On s390x, I'm seeing udevd stay at 50% of the CPU and continually spew the following message to the console: udevd: error getting buffer for inotify I am not sure what's going on, but if you want help debugging this, let me know.
this is a kernel bug, IIRC.. is this an old kernel?
can you strace udevd? might be related to bug #499907 Eric, what do you think?
btw, this is a HUGE problem for S390 debug effort - which is currently blocking rhel6 alpha2. Help appreciated.
Let me see the strace of udevd and we'll see what's going on....
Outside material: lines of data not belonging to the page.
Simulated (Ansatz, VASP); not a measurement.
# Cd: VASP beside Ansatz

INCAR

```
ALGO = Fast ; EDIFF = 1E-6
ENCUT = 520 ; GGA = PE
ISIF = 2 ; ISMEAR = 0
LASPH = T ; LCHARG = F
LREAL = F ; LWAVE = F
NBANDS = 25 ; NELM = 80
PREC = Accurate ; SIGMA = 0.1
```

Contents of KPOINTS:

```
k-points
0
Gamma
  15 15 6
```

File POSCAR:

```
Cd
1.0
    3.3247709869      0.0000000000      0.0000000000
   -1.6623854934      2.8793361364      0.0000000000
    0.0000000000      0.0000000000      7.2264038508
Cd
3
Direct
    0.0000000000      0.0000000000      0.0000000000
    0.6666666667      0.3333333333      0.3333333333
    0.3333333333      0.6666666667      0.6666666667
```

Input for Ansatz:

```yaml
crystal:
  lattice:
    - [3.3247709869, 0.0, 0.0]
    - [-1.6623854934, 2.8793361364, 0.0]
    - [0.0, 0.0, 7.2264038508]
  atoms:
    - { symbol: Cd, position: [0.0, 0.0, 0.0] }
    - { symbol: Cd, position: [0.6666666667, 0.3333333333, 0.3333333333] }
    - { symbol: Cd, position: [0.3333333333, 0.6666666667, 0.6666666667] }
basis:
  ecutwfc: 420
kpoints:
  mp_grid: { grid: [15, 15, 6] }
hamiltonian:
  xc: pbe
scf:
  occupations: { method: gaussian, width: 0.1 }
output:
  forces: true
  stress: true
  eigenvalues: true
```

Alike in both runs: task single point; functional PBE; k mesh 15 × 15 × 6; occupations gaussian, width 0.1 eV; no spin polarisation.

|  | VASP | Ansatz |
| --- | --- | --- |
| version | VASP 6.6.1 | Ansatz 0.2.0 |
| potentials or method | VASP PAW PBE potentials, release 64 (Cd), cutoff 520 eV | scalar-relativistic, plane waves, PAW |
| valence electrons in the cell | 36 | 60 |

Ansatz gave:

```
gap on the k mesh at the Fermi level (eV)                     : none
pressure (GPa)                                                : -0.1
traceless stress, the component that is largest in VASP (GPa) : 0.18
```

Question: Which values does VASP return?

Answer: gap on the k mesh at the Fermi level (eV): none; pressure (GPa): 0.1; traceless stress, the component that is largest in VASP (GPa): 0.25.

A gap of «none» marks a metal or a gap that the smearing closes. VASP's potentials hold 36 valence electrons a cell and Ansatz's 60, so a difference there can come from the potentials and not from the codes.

also let me know what the kernel is in question and i'll make sure that kernel doesn't have any of the obvious problems....
Created attachment 362355 [details] udevd.strace.xz Command used: strace -f -F -v -o /udevd.strace udevd --debug --debug-trace
Kernel is 2.6.31-0.174.rc7.git2.fc12.s390x
Not the same problem.... 389 ioctl(6, FIONREAD, [224]) = 0 389 mmap(NULL, 962072678400, PROT_READ|PROT_WRITE, MAP_PRIVATE|MAP_ANONYMOUS, -1, 0) = -1 ENOMEM (Cannot allocate memory) Looks like the ioctl gave something reasonable. But udev is trying to allocate a buffer WAY WAY WAY to big....
This is the code in question: ssize_t nbytes; if ((ioctl(pfd[FD_INOTIFY].fd, FIONREAD, &nbytes) < 0) || (nbytes <= 0)) return 0; buf = malloc(nbytes);
the kernel calls it a size_t rather than ssize_t no idea how that could cause the problem in question. But i'll check to see if this is a change. If not, I think we need to find a libc person....
RHEL5 kernel called this as an unsigned int.... 962072678400 = 0x000000E000001000 1168231108608 = 0x0000011000001000 So it looks like some of the higher bits of the nbytes is non-zero. I admit I'm confused, I could see that happening on the old setup...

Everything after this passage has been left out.